What end of the universe? Recent publicized observations from the Hubble space telescope have shown the the universe is vastly bigger than previously thought. However, the speed of light is so low that much of it may have disappeared eons ago, and we'd just don't know it yet.

No answers to my questions, and not a single reference to any known expert in the field, (as already requested by Amos, and unanswered) so we know nothing about what Gray Rooster's terms might mean. It's in the academic journals, and at seminars and symposia that one finds the real meat, not in the pop magazines. Some science writers are pretty good at writing up a popular account, but that's not always the case. And a few scientists have done well, too (as in Scientific American), and Carl Sagan and Isaac Asimov. The latter had been a physicist, but not a terribly good one, and found pop fiction to be his real forte, and knew how to make a lot sound scientific.

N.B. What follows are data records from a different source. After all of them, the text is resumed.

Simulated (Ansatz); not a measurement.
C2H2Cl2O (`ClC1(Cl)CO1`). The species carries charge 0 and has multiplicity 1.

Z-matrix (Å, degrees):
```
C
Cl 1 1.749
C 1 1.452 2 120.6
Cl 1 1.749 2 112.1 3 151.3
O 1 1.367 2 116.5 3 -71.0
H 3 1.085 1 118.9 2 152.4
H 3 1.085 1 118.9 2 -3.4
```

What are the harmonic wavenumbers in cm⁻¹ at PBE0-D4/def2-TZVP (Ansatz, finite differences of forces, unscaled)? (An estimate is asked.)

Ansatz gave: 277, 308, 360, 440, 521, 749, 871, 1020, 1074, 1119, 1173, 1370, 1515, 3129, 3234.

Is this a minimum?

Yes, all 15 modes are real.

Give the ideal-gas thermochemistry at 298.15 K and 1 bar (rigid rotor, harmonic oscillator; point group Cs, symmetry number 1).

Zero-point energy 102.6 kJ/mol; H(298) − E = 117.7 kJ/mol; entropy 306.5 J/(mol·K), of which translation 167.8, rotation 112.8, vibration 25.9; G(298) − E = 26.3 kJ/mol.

Every schoolkid can expound on black holes, but the precise modeling and it's solution are beyond me, so I only know the highlights and jargon of the pop pap.

As I pointed out with respect to music, harmony is advanced in practice, but remains extremely primative in theory, so we really don't have much theory of harmony in the field of music, let alone elsewhere.

I forgot to note in connection with Paul Dirac's note above that I've had his book on quantum mechanics for about 30 years, but have not as yet managed to get through much of it. The Hamiltonian (Hamilton was a real genius during his all too brief periods of sobriety) model for the harmonic oscillator (a simple model which has not been found in nature. Vander Pol did some good work or real oscillators in electonics, and one can treat quantum mechanical models of coupled systems of anharmonic oscillators reasonably well by perturbation theory or Wave Shaefer's contact transformation theory) and adaption it to the Scroedinger equation and the subseqent solution is the most short and elegant treatment of it I've ever seen, indeed, almost magical.

And while we're at magical, my congratulations to Paul his return from the dead, but could you please give us a hint about how you acomplished that? I'm getting old, and haven't nearly completed all I want to do, so it is a matter of no small practical inportance to me. 4 books reported a similar occurance of a case about 1964 years ago, but these were written long after the event from hearsay, and their accounts are at some variance with each other, and all in all it seems a bit suspect.

As to my credentials, you can find me in Who's Who in the East, and American Men of Science, but real worth is in Citation Abstracts, where reference to your work by others is noted. That tells you where you stand in the field. (Of course, some are there many times, because many others published papers proving their work was all wrong). I am also co-inventor of laser stark and laser Zeeman spectroscopy (the latter now called LMR- laser magnetic resonance spectoscopy) as reference to Science, 1972, and a US patent will show. (That was a little showpiece on the side, not my main work. Administration wanted some pop to make a splash before the public for budget reasons, and that was the best our paltry imaginations could come up with). I've got about 55 publications in academic journals. I didn't do as well as my English acquaintance Harry K. (a Steeleye Span addict). He got one of those Nobel thingies. (All the other Nobelies I knew were older than me and have all died, even G.H. last year. Everybody was using the theory in G.H.'s book for analysis of data, until I found it wouldn't fit my very good data, so I had to correct it. G. H. didn't much like it at first, but finally admitted that he had missed the boat. That's what makes a good scientist and great man, admitting your mistakes. Everybody makes them, some time or other. In that paper in Science above, nobody caught about the simplest possible mistake. Our theoretician's oversight ended up in our having the sign of the charge on the electron wrong, and nobody ever bothers to check on such simple-minded things.)

Some errors are rather humorous. We did a paper where we were supposed to use only SI units, so reported our pressures in Pascals-Pa. The Journal's copy editor obviously had an electrical enginering background, because in the galley proofs we got back we found the pressures had been changed to pA - picoAmperes. I hit an extremely rare type of Coriolis interraction in the rotational structure of a degenerate fundamental vibration that I couldn't find that anyone had treated before, so I set up the Hamiltionian and next had to solve it. I decided to do both by perturbation theory and the contact transformation method. The multiplictive factors of physical constants and rotational constants were the same in both cases, but the factor involving the frequencies of the interracting vibrations came out differently. That was perplexing, and even more perplexing was when I put the numbers for the frequencies in I got out practically the same result (well within experimental error). There was no transformation that could turn one of the frequency expressions into the other. I still don't know which method is the more reliable. Perhaps this will fall into Gray Rooster's 99.9999% simple physics, and he will enlighten me.